You could say that the city of Richmond has its good points. A map of the waterfront around the East Bay city shows five: Point Richmond, Point San Pablo and Point Molate, as well as Point Pinole and Point Isabel regional parks.
Point San Pablo and Point Richmond are interesting places to spend a few hours eating and drinking, contemplating art and walking around.
Point San Pablo, which overlooks a harbor of the same name, is slightly lesser known. It’s reached via a three-mile winding drive along San Pablo Bay. While driving, you’ll pass Point Molate, a closed Navy fuel depot that is awaiting its next incarnation. You’ll also see East Brother Light Station located offshore. East Brother is a former Victorian-era lighthouse turned bed and breakfast, on its own island.
Point San Pablo Harbor is home to a half dozen art pieces from Burning Man, and viewing the art is worth the drive to this otherwise isolated destination. Many visitors have a meal, then wander around the large sculptures. Most of the art is located near a gravel parking lot, but one 9-foot-tall sculpture called Asterpod by Michael Christian is on the opposite side, past the houseboats. Most visitors are also drawn to Niloticus, a 40-foot-long mosaic crocodile by Peter Hazel covered with cobalt, blue and emerald ceramic and tile. After dark, the sculpture is lit up with LEDs. There are many benches in the area and places to sit to enjoy the art. On weekends, there’s music at the restaurant, The Sailing Goat, as well entertainment presented by the Point San Pablo Harbor community.
Visitors also may walk a few yards inland and see the goats kept nearby. The animals are the namesake for the harbor’s eatery, which opened in April. After ordering at the front, visitors may sit outside under the restaurant’s roof and gaze out onto the harbor and San Pablo Bay toward Marin County.

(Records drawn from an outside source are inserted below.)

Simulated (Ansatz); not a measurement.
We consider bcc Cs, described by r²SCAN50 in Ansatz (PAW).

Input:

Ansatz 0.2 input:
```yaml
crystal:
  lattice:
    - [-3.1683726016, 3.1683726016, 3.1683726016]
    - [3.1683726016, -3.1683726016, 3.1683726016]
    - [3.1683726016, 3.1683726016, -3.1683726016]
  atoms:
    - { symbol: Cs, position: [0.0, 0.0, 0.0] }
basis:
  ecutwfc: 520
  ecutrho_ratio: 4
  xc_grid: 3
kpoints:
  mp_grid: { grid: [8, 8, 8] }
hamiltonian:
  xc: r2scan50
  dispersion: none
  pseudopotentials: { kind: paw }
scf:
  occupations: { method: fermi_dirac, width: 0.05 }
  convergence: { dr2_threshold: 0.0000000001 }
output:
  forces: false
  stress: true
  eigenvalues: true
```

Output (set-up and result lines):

Owner and executive chef Arnon Oren honed his skills at Chez Panisse in Berkeley and Oliveto in Oakland. Open Fridays through Sundays from 11:30 a.m. to 8:30 p.m., The Sailing Goat is a casual place (reservations are not taken) with good food and drinks.
The menu includes pizzas made in a wood-burning oven, fish stews, salads and a variety of beverages. For dessert, consider ordering the peach cobbler with whipped crème fraiche. It has three varieties of peach; none tasted like they came from Del Monte.
Returning from Point San Pablo, hop on Interstate Highway 580 and travel one exit to arrive at Point Richmond. Head to the inland area, a national historic district recognized for its architecture. It’s a neat neighborhood, with interesting brick buildings and Victorian-era homes that date back to the 19th century.
Check out the three-story Hotel Mac, built in 1911, and the old firehouse, which today is filled with offices. The downtown also features the Sentinel statue, which shows a standing Native American. It was erected in 1908, but when it toppled during World War II it was melted down as scrap metal. It was replaced in 1984.
Point Richmond also is home to art galleries, restaurants and bars, a restored train station, and a popular public indoor swimming pool, the Richmond Plunge, or as the sign on its roof says, “Municipal Natatorium.” Located at 1 E. Richmond Ave., and dating from 1926, it underwent a long renovation and reopened in 2010.